Originally, the SRE team had set up all the alerting and monitoring tools. However, once we turned the alerts over to each of the dev teams, they took them and ran. Because each team felt a renewed sense of ownership over their alerts, they started to improve and build on them. Not only did they make more alerts, but they also improved the accuracy of the existing ones. 

A renewed sense of ownership

Even though one team might edit the code that another team supports, there is still a keen sense of ownership for the supporting team; this team acts almost as the domain experts over their section of code. Using the CODEOWNERS file ensures that the supporting team is made aware and can sign off on any changes made by other teams, and because each chunk of code a team supports is small, they can actually learn from it.

Faster incident response 

With three devs on-call at once and each one of them focusing on a smaller piece of the application, they can spot problems a lot faster. Each team also wants to ensure that when things do go wrong they are caught quickly. Many teams choose to tune their alerts to warn them of problems even faster than they were originally set up for.

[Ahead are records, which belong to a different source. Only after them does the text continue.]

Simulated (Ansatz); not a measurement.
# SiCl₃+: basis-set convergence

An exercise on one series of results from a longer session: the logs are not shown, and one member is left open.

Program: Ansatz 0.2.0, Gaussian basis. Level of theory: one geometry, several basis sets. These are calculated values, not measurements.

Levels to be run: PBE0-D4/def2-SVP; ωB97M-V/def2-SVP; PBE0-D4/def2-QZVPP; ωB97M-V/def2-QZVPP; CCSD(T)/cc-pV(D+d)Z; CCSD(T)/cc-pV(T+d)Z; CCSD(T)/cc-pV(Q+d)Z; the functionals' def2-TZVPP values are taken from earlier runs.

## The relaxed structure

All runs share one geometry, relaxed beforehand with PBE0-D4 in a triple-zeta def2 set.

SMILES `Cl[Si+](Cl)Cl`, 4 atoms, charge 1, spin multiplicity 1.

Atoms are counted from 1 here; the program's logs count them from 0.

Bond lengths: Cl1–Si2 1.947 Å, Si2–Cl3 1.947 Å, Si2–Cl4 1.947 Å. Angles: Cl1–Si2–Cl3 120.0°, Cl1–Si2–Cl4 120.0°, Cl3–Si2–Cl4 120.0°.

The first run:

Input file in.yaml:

Triaging and figuring out the root cause of issues is also a lot faster. Teams are intimately familiar with their alerts and the pieces of code they own which allows them to figure out problems quicker than before.  

Never alone

Having three devs on-call at once means that none of them ever feel alone. If things start to fall apart in one section of the application, the dev that owns that part knows there are two others available to help if they need it. Just knowing that you have someone else who is easily accessible can do wonders for your confidence when you are on-call.

Improved cross-team communication

As I stated before, each of the three dev teams worked across the entire application and would often change code that another team supported. Having the CODEOWNERS file ensured that the on-call team was alerted to those changes. This not only allowed for a good technical review process, but it kept each of the teams up to date on what the other teams were working on and doing.

On-call shouldn't suck

On-call is something that many people in this industry dread and it shouldn't be that way. If people are dreading on-call then something is broken with your system. Sure, everyone at some point will get that late-night or weekend page that is a pain, but that pain shouldn't be the norm. If on-call makes people want to pull their hair out all the time, then you have a problem that you need to fix. I hope this article has given you some ideas to help you improve your own on-call system so that it can benefit everyone.